Federal opposition leader Bill Shorten says a Labor Government would spend $59 million on saving manufacturing jobs after Holden, Ford and Toyota cease production in Australia.
Mr Shorten has promised a $17.5 million funding boost to help South Australian manufacturing businesses transition to new work when the Elizabeth Holden factory closes in 2017.
The promise includes support for SA manufacturers to win business constructing naval ships, including the 12 Future Submarines.
Mr Shorten says there would also be money to assist the other states that are home to Australia’s automotive manufacturing workforce of 45,000.
The announcement came after SA Independent Senator Nick Xenophon criticised the federal budget for failing to address the approaching closure of the Australian car industry.
Taking into account associated industries, Senator Xenophon says 200,000 jobs are at risk, mainly in SA and Victoria.

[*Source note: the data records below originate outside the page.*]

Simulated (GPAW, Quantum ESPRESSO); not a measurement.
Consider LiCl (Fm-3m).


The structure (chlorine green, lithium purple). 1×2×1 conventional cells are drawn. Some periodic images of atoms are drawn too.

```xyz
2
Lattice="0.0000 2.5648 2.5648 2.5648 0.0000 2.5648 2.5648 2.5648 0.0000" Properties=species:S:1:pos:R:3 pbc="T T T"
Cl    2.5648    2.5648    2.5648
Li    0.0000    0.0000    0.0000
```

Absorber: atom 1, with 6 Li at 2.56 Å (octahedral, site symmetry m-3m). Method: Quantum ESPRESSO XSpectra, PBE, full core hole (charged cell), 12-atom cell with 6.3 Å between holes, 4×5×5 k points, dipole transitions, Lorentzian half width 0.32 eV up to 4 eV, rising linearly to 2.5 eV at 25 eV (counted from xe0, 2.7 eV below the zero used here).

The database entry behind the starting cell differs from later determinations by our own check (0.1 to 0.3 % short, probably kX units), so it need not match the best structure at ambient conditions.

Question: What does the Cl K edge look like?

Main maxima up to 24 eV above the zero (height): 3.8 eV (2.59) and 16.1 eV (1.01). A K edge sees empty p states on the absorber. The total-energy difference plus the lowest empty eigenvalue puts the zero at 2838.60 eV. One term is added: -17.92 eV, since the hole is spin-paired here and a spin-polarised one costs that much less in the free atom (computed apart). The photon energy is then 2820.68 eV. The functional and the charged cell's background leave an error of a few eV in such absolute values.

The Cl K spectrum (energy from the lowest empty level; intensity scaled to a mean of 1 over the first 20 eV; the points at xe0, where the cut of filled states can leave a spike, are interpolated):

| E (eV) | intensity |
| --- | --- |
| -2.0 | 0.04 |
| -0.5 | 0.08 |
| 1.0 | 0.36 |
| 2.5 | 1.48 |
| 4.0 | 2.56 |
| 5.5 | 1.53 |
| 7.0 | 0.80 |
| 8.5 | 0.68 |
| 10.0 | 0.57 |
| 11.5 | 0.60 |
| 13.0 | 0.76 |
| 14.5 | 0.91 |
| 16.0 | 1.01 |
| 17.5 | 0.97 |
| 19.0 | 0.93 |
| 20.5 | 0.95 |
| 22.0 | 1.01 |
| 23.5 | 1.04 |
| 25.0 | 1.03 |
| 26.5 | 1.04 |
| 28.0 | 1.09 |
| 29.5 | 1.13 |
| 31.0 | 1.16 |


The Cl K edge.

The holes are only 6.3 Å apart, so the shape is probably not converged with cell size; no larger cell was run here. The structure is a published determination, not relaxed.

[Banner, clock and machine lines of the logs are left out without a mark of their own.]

“For a budget that is supposed to be all about jobs and growth, it’s inexcusable that it fails to acknowledge the crisis of manufacturing in this country,” he said.
Accessories manufacturer thriving
ARB Corporation Limited, which designs, manufactures and distributes SUV and light commercial vehicle accessories to over 80 countries around the world, is increasing its labour force and the amount of overtime at its manufacturing facilities in Australia and Thailand.
Shares in the company have risen almost a third in the past year. The February half-year profit announcement shows revenues rose 7.8 per cent and net profits 14.0 per cent.
Exports now make up over 25 per cent of company sales. ARB will continue to grow via an expansion to Dubai to serve the Middle East, adding to its presence in the USA and the Czech Republic.
Considering local SUV sales continue to rise, domestic growth should also remain strong.
Holden back in the black
After two years of significant losses GM Holden is back in the black, with a $128.2 million after-tax profit for 2015.
Employee separation and asset impairment charges associated with the wind-down of local manufacturing were the direct drivers of the previous two years’ losses.
The 2015 financial result includes one-time accounting reversals of $79.7 million in employment entitlements, driven largely by the decision to retain GMH’s powertrain calibration-engineering unit.
Volvo out of Supercars
Volvo recently announced it would withdraw from the V8 Supercars series, while Holden and Nissan are yet to commit beyond 2016.